Court upholds use of lie detectors to monitor offenders

? Sex offenders who have been paroled or placed on probation can be forced to take routine lie detector tests as a condition of their freedom, a federal appeals court ruled.

The 3rd U.S. Circuit Court of Appeals said Tuesday that such mandatory tests are constitutional as long as the subjects can refuse to answer questions that might implicate them in crimes.

The ruling, by a three-judge panel, upholds a growing national practice of using polygraphs to monitor rapists, child molesters and other sex-crime convicts who have completed their prison terms but have been judged by psychologists to be likely to commit another crime.

The 3rd Circuit directly covers only Pennsylvania, Delaware, New Jersey and the Virgin Islands. But the ruling’s influence could be broader. Courts and lawyers in other states can cite it as a precedent.

The case involved Albert M. Lee, 36, a Delaware man who pleaded guilty in 2000 to possessing child pornography and having sex with a 15-year-old girl he met through the Internet.

A judge sentenced Lee to almost four years in prison. Lee also was ordered to submit to frequent polygraph examinations after his scheduled 2004 release.

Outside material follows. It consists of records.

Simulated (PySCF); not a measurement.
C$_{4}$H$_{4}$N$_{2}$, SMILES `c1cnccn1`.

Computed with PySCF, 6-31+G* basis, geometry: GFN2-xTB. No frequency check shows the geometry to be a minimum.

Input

Lee’s attorney, Christopher S. Koyste, argued that ordering someone to answer questions as part of a polygraph test violates the Fifth Amendment protection against self-incrimination. But Circuit Judge Robert J. Ward disagreed, saying that while Lee had to submit to the polygraph, he was free to refuse to answer specific questions.

Koyste said he was considering whether to appeal.

Courts have banned lie detectors from being used as evidence in most criminal trials. And in October, the National Research Council said lie detectors also should not be used to screen government employees.

The council’s report said a “century of research” has provided little evidence that the tests are accurate.

That finding already has been cited by lawyers challenging routine exams for people on probation and parole. In Colorado, for example, a truck driver convicted of sexual assault filed suit in December seeking to halt that state’s practice of forcing some sex offenders to take a lie detector test every six months.